Montana Conservation Funding from Cannabis Tax.  Montana’s legislature is not in session in 2024, but a bill that RMEF supported in 2023 received a second opportunity for enactment. SB442 was a compromise bill that modified the formula for the cannabis tax revenue including significant additional funds for Habitat Montana and county road maintenance. It was vetoed in the closing hours of the session, and a judge recently ruled that the legislature be given the opportunity to overrule the veto.

Colorado Mountain Lion Hunting Ban. Anti-hunting advocates filed a second ballot measure with an even crazier scheme than their original Initiative 91, called out for its deceptive approach by the Colorado Title Board. The new initiative would permit only a two-week season, prohibiting the use of hounds and bait, and would require hunters to surrender the hide, skull and claws to Colorado Parks and Wildlife. This confusing and complicated proposal is constructed in order to call it a “trophy hunting ban.” RMEF and Coloradans for Responsible Wildlife Management are leading opposition and are challenging the measure in the legal appeal process. However, it is likely that activists will begin collecting signatures soon and it is very possible that a hunting ban will be on the ballot in November. RMEF is also monitoring the legislature for rumored hunting ban bills as well.

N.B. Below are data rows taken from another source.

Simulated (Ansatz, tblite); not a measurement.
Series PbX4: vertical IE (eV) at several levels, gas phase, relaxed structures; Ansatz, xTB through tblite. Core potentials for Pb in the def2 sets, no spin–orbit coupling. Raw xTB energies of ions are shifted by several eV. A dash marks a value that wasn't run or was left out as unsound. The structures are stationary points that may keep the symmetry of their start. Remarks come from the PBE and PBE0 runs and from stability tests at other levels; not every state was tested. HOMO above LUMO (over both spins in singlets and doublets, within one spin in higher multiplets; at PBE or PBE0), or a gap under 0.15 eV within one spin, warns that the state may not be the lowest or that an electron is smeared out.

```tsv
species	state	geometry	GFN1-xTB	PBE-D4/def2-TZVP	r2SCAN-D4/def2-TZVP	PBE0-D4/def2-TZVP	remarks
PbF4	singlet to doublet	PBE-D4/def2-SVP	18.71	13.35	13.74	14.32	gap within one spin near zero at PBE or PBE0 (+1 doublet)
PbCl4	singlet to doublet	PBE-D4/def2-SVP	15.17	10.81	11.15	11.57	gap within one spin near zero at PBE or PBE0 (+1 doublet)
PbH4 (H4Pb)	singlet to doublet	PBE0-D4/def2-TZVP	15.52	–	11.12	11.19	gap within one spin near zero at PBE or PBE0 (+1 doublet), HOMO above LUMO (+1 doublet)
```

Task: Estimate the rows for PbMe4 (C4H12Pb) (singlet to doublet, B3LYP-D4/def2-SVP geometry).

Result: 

Colorado Parks and Wildlife Commission Stakeholder Engagement Bill. A broad bipartisan group of legislators introduced SB24-026 to require CPW commissioners that are appointed to represent stakeholder groups like hunters and anglers to actually meet with them. Recent appointees to the commission have been increasingly hostile to hunters’ interests. Requiring commissioners to meet with sportsmen is a minor step towards returning accountability. Ultimately the governor needs to appoint reasonable and qualified commissioners that understand and support the traditional North American Wildlife Conservation Model.